[SOLVED] How to handle Z index on top-down games?

I’m doing some experiments in Defold building a top-down world.
After some issues with the camera (not understanding why my sprites were not rendering) I found out that Defold orthographic camera projection limits the value of Near Z to -1 and Far Z to 1.
I also found out that decimal values are not taken into consideration.
Does that mean I can only handle 3 different Z levels for the whole game, -1, 0 and 1?
This would be very limiting and I hope that’s not the case.
Can you help me understand how to manage the Z index of game objects in Defold?

EDIT: sorry, decimal values do work. I should have checked the Z position of my tilemap layers. So we have more levels to handle, let’s say… 20? This system is very confusing though.

The 32bit float values used in rendering can represent 6 decimals, so you could have z values in the range [-.999999, +.999999]. Don’t use -1 and 1, since positioning objects on the near or far plane will cause z-fighting.
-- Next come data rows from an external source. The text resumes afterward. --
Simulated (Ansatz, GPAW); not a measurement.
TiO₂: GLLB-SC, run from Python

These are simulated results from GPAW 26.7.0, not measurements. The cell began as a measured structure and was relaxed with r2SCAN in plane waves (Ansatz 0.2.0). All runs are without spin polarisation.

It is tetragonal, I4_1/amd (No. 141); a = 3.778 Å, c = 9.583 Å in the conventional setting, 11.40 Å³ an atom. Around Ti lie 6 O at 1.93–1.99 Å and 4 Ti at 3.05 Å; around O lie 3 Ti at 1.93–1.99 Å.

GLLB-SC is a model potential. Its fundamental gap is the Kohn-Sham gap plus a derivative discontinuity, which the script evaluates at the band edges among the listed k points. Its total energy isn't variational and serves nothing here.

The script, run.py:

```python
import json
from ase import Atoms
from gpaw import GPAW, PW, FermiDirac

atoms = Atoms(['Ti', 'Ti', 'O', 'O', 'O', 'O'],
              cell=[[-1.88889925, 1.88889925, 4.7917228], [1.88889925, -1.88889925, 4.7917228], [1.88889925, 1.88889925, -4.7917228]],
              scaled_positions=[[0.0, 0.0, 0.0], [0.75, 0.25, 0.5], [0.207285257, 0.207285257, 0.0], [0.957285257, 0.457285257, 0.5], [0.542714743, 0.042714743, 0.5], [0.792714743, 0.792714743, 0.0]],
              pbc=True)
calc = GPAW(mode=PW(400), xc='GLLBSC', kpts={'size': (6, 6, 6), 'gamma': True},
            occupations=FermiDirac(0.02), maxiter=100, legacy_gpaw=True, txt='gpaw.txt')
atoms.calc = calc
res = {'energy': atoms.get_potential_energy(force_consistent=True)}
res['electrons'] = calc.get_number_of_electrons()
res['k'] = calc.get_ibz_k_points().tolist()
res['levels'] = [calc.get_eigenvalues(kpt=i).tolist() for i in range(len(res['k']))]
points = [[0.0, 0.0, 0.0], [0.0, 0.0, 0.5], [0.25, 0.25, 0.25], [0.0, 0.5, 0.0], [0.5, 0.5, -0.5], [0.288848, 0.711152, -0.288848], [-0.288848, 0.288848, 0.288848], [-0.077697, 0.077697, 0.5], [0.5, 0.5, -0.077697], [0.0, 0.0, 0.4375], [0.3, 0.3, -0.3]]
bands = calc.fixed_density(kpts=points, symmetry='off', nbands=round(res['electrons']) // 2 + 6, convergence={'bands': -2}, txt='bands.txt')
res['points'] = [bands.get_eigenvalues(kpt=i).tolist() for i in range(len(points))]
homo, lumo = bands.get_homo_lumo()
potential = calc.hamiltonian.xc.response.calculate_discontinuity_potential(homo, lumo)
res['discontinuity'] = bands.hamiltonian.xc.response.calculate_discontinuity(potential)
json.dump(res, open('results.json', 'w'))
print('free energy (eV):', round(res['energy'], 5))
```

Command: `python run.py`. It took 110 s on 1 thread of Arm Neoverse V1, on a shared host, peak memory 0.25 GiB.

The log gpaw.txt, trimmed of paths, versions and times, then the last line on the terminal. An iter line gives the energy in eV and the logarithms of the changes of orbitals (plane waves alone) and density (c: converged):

In reality, you probably don’t want to use such small numbers and increments, since it’s possible rounding errors from applying transformations will cause them to cross each other. Personally, I prefer [-.999, +.999]. With that I can define the first digit as the major layer, the second as the sub-layer, and the third as the sub-sub-layer (if ever needed).

Rather than setting the z value on many, many game objects and/or sprites, I would recommend creating a game object per layer, and make all game objects of that layer its children. That way you only need to set the z value on that one game object.

You could potentially use script properties to allow you to set the layer for a game object by specifying the layer’s name in the editor’s property panel. I’m thinking, the script has a string script property, and on init you use that string to look up a z value in a module, and set the game object’s z value to the value you got back.

Those are the default values and can be changed through a camera component, a third-party camera, or a simple render message.

I would also note that z positions accumulate when parenting e.g. if parents z position is equal to 0.5 and child’s z position is equal to 0.1, the world position for the child’s z would equal 0.6.

Do you agree that is very confusing? I mean, I see a free input on the camera component (in the editor inspector), Near Z and Far Z. I set those values to the values I prefer. It’s not mentioned anywhere that those values can’t be less than X or more than X, but if I do so, my game objects are not rendered anymore, and I find it out only once I’m in play mode 🫤
Now you’re saying I can change those values with a simple render message. What do you mean? Can you please share an example? That’s confuses me even more, because you’re saying it’s possible to freely set those values with a simple render message but if I do that from the inspector it doesn’t work? 🫤

Are you using any camera library? If so, which one?

The render script supports (or used to?) messages to set the projection, which also allowed you to set near and far.

msg.post("@render:", "use_fixed_fit_projection", { near = -1, far = 1 })

If you’re using the camera component, you can set near and far with the set_camera message.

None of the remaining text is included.